Over the past year, farmers have watched fertilizer prices climb with little to no hope for a price break on the horizon. Urea fertilizer cost Matt Miles—a corn, soybean, rice, and cotton farmer in Arkansas—$400 per ton for the 2021 growing season. At $1,100 per ton, Miles faces a 175% price increase for the 2022 growing season. Growing corn in 2022 will cost him an additional $180 an acre in fertilizer alone, compared with 2021.

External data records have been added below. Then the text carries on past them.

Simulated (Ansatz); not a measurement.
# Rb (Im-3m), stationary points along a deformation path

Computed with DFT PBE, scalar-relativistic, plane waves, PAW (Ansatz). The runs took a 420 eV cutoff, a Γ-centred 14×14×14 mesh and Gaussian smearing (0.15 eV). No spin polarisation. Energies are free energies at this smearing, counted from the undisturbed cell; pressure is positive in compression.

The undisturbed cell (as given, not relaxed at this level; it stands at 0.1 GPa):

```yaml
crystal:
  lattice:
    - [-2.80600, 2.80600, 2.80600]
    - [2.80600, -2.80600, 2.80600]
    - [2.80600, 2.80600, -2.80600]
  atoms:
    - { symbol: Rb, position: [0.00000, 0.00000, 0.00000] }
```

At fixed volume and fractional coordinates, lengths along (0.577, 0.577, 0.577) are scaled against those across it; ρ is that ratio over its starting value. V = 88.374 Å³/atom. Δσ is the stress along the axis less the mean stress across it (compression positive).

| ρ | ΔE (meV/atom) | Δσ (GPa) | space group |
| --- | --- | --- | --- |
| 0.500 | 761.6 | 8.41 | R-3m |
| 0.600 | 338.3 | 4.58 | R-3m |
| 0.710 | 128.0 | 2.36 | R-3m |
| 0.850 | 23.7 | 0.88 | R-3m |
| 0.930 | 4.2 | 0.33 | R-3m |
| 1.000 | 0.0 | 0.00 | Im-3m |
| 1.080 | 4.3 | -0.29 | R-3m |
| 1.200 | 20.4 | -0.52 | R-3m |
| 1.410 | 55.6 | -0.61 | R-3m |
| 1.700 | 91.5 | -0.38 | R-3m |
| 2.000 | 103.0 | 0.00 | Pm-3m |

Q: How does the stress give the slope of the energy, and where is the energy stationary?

The skyrocketing fertilizer market has made planning difficult. Producers are now faced with more issues to consider on top of the decisions they already make in a regular planting season. They must ask themselves what is the most cost-efficient crop going to be? Farmers must weigh the pros and cons of acquiring manure vs. buying synthetic fertilizer. How should they get the most out of the fertilizer they do spend their money on?

As the industry looks ahead to the 2022 growing season, farmers, analysts, and fertilizer companies have their own perspectives on what’s happening in the market.

MANY FACTORS INFLUENCE FERTILIZER AVAILABILITY AND PRICE

“Global fertilizer prices have reached record highs this year, in part due to soaring prices for the natural gas used to produce them, and severe storms in the United States that disrupted production,” according to a December 9 Reuters article.

Though it may seem to the outside observer there is a domestic supply shortage that is driving up the price of fertilizer, Kreg Ruhl, senior market manager at Growmark—an agricultural supply cooperative based in Illinois—doesn’t think that is the root of the problem. There is fertilizer in the United States; it is expensive primarily due to the fluctuation of the world energy market, which influences prices, he says. Ruhl believes fertilizer will remain expensive until that market evens out.

Prices on all inputs, not just fertilizer, are at record highs, climbing a historic average of at least 12% across commodities, according to Purdue University researcher and Ag Economy Barometer author Michael

Langemeier. He says some input prices are much more variable over time than others. The nitrogen sources used in fertilizer are tied to oil prices, and the more volatile the oil market is, the more the price of fertilizer will fluctuate. 

A monthly poll conducted by Langemeier and fellow researcher James Mintert, the Ag Economy Barometer asks farmers to select from a pre-existing range of percentages and estimate how much they predict all commodity input prices will increase in the upcoming year. 

In September, one-third of producers surveyed placed commodity input prices in the highest available percentage range, which, at the time, was “10% or more.” 

A higher range option of “12% or more” was added to the survey in November due to the over 120% increase in the price of fertilizer, which skewed farmers’ average input increases to record highs. At the time, over half of respondents put price estimates in the “12% or more” range.

“Although much of the attention on increasing input costs has focused on this year’s dramatic rise in fertilizer prices, virtually all other input costs ranging from farm machinery to seed and fuel are on the upswing as well,” says the Ag Economy Barometer

As fertilizer prices continue to increase into the 2022 production year, the Ag Economy Barometer plans to add a “15% or more” choice indefinitely when farmers evaluate the estimated prices of commodity-wide input increases.